Rawlings, Simon Peter(born: August 2, 1914 - died: January 1, 1991) This entry comes from the information submitted by Willa Relford Gentry: received on April 9, 2022, via Facebook Messenger.
Additional permission to use the information and the attached image were received from Larry L. Johnson via a phone call on April 28, 2022.
"This was written by Larry Johnson and sent to me for the exhibit I worked on at the Scott County Museum." --Willa Relford Gentry
Bishop Simon Peter Rawlings was born August 2, 1914, to Bessie Elizabeth (Sykes) and James “Buck” Rawlings. He was raised in Stamping Ground, KY. At the age of 17, Simon attended a revival at the old holiness church on Main Street in Georgetown, KY, that was pastored by Mother Fain. The church was called the House of God, Holy Church of the Living God, Pillar and Ground of the Truth. There Simon heard the skillful and charismatic piano ensembles of 16-year-old Marvin Pentz Gay. Simon asked Marvin P. Gay, "How do I get that joy?" Marvin responded, “You got to get saved.” Much later in life, as Bishop Rawlings reflected on his youth, he said, "I'll always give him [Marvin Gay Sr.] credit for that because he told me what to do.” In 1931, Simon P. Rawlings joined the House of God.
While at the church, Simon found something else that captured his attention. Mother Fain had a daughter who was Simon’s age. Her name was Julia Ellen Midnight. Simon married Julia Midnight in the summer of 1933, the same year he was ordained to the ministry in the House of God. The following summer, Julia gave birth to their daughter. Julia E. Midnight died as a result of complications during the birth on August 1, 1934. It was the eve of Simon’s 20th birthday.
One month after the death of his wife, a trip to the 16th Annual Convocation in Washington D.C. would quickly advance Simon P. Rawlings' ministry. The General Superintendent of the church, Bishop Johnson, appointed Minister Marvin P. Gay to Marsmill, SC, and appointed Elder Rawlings to be Gay’s assistant pastor.

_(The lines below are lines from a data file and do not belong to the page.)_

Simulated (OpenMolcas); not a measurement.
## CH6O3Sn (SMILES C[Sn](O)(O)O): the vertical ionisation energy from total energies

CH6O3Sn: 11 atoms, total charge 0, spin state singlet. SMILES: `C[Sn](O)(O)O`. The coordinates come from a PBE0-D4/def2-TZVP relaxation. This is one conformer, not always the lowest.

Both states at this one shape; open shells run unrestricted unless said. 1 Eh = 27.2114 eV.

Rawlings returned to Washington, D.C., and while running a revival, he met Mary Elizabeth Scott in May of 1935. The couple was married and the newly wedded Rawlings moved his family to Lexington, KY. That same year, Elder S. P. Rawlings accepted the appointment to become pastor of the House of God in Lexington, KY. The congregation would move several times. The first church was a storefront on Newtown Pike in 1935. The church next moved to a storefront at 325 Hickory Street in 1936. They built a church on Black Avenue at Douglas Park in 1937. A new church was built at 426 Ash Street in 1938.
Bishop Rawlings simultaneously pastored in Lexington and in Winchester, KY, at 3rd and Walnut Streets. In addition, in 1937, Elder Rawlings continued to run revivals. He was joined by James Briskel Thomas, the 23-year-old son of Minor and Charity Thomas of Stamping Ground, KY. James was Elder Rawlings' boyhood friend. He accompanied Elder Rawlings to a church in Georgetown, KY, and also joined him in the ministry in Lexington. James B. Thomas would become a leader and Bishop in the church.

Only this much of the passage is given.